Alexander was principally a keyboardist, making his first known public appearance in 1770. On a trip to the continent, he is said to have been profoundly influenced by hearing C. P. E. Bach improvise; two letters from Bach to Alexander are known (Sonneck 1907b). From 1778 to 1782, Reinagle was in Glasgow, where he taught and managed concerts, the latter experience preparing him for his work as a concert organizer in the United States. After Hugh’s death, Alexander returned briefly to Britain, but soon emigrated to America, arriving in New York City on 10 Jun 1786. He gave a concert in that city on 20 Jul 1786 (which included an unidentified piano sonata as well as three numbers from Messiah), and advertised himself as a teacher. But his reception in New York was evidently not what he had hoped, and he soon moved to Philadelphia. On 8 Sep 1786 he advertised his availability in that city “as a Teacher of the Harpsichord or Piano Forte and of Singing.”
On 21 Sep he performed at a benefit concert given by cellist Henri Capron in City Tavern, and he held a benefit concert of his own in that same location on 12 Oct.
At that concert Reinagle performed a “Song” and two unidentified piano sonatas. All three of his soon-to-be collaborators in the revival the City Concerts, Henri Capron, William Brown, and Alexander Juhan, performed concertos. Reinagle’s benefit concert was divided into three “acts,” a novel format for Philadelphia that Reinagle imported from Scotland and was maintained in the City Concerts.
Reinagle was almost certainly the performer of the Mozart sonata at the City Concert on 14 Dec 1786. Each of the twelve concerts in the series included a work with piano: eight solo sonatas, two items for piano and violin (a sonata and a “Duetto”), and two piano concertos. The programs for the City Concerts almost always give only one name per program item, and it is sometimes unclear whether it is the composer or the performer. The composer alone is listed for four of the solo piano sonatas in the series (Mozart, Haydn twice, and Prati) and Reinagle’s name is listed alone for three others; the sonata performed at the first concert in the series on 19 Oct is the only one to carry two names: “Haydn and Reinagle.” (All programs are listed in Sonneck 1907a, 81–84; the issues of The Pennsylvania Packet with the concerts programs are now also available online at newspapers.com.) Only Reinagle’s name is given with the items for piano and violin (the violinist was, however, almost certainly Juhan). For the two piano concertos, only the composer is named: “Bach” (8 Mar 1787) and Schroeter (22 Mar 1787). Reinagle was himself a composer, and it is sometimes suggested that when only his name is listed, he probably performed one of his own works. This is plausible, but remains speculative. In any case, since no other pianist is listed on any program of the City Concerts for the season 1786–87, Reinagle was almost certainly the pianist on all of them, including the performance of the Mozart sonata.

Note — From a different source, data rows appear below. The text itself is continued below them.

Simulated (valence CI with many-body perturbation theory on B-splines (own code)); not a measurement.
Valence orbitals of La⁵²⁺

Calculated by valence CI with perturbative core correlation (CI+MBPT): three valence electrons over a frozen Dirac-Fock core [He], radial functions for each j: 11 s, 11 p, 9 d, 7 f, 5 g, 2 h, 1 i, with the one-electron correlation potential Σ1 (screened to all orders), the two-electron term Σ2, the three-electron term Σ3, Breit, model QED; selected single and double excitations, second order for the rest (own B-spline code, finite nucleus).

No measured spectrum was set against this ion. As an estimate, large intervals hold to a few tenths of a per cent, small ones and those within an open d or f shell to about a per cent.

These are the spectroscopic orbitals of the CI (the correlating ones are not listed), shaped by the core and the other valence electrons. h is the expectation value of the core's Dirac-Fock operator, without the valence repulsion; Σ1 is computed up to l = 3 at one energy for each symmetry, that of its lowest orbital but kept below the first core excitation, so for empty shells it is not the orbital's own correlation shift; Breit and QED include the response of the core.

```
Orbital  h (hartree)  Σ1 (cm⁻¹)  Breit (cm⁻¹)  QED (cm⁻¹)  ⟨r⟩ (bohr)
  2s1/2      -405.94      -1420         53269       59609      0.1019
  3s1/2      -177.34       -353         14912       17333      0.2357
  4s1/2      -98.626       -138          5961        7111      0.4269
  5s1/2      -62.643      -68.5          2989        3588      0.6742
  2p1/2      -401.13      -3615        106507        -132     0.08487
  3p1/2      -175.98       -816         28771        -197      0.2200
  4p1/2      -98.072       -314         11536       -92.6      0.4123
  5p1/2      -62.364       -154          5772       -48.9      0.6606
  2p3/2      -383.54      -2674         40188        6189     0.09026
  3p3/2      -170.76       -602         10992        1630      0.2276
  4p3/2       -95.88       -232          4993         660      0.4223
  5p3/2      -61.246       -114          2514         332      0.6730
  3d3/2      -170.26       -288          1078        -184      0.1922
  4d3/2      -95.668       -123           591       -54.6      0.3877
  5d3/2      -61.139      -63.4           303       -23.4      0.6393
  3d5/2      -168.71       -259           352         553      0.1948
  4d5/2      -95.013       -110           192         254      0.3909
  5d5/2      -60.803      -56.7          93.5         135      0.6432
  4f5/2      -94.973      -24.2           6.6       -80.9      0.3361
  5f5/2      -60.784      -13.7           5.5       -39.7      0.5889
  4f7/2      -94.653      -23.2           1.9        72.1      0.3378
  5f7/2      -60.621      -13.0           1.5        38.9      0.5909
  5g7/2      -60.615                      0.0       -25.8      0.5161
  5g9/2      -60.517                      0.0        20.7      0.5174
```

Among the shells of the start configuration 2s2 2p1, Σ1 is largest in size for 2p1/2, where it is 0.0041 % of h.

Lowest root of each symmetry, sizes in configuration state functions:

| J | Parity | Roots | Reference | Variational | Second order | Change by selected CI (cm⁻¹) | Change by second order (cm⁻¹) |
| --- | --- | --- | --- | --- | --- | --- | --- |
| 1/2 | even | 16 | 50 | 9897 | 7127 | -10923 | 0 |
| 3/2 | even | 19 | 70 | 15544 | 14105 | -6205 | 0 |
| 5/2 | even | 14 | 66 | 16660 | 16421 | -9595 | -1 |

It is unknown which Mozart sonata Reinagle performed on 14 Dec 1786. However, it is tempting to think that he would have highlighted keyboard music that he had just brought with him from Britain, and would have been new to his Philadelphia audience.
By mid 1786 when Reinagle emigrated, nine Mozart sonatas for solo keyboard were available in print. The sonatas K. 309, K. 310, and K. 311 had first been published by Heina in Paris in 1781, and a Nachdruck of this edition, published by Götz in Mannheim, was reviewed in at least two English journals in 1784: The European Magazine (Neue Folge, 147–48) and the Review of New Musical Publications, (Neue Folge, 148). The set was also issued by Bland in London in 1786. So Reinagle could well have had these sonatas with him when he emigrated to the United States. Artaria in Vienna published the sonatas K. 330, K. 331, and K. 332 in 1784, so Reinagle might have gotten his hands on this set, given that music from the continent was regularly imported to London. Also in 1784, Torricella in Vienna published the solo sonatas K. 284 and K. 333, together with the sonata for violin and piano, K. 454. These sonatas were then published by Schott in 1785, and Longman & Broderip in London in 1786. Another potential if perhaps less likely contender for Reginagle’s performance on 14 Dec 1786 is Artaria’s Dec 1785 edition of Mozart’s Fantasy and Sonata in C minor, K. 475 and K. 457.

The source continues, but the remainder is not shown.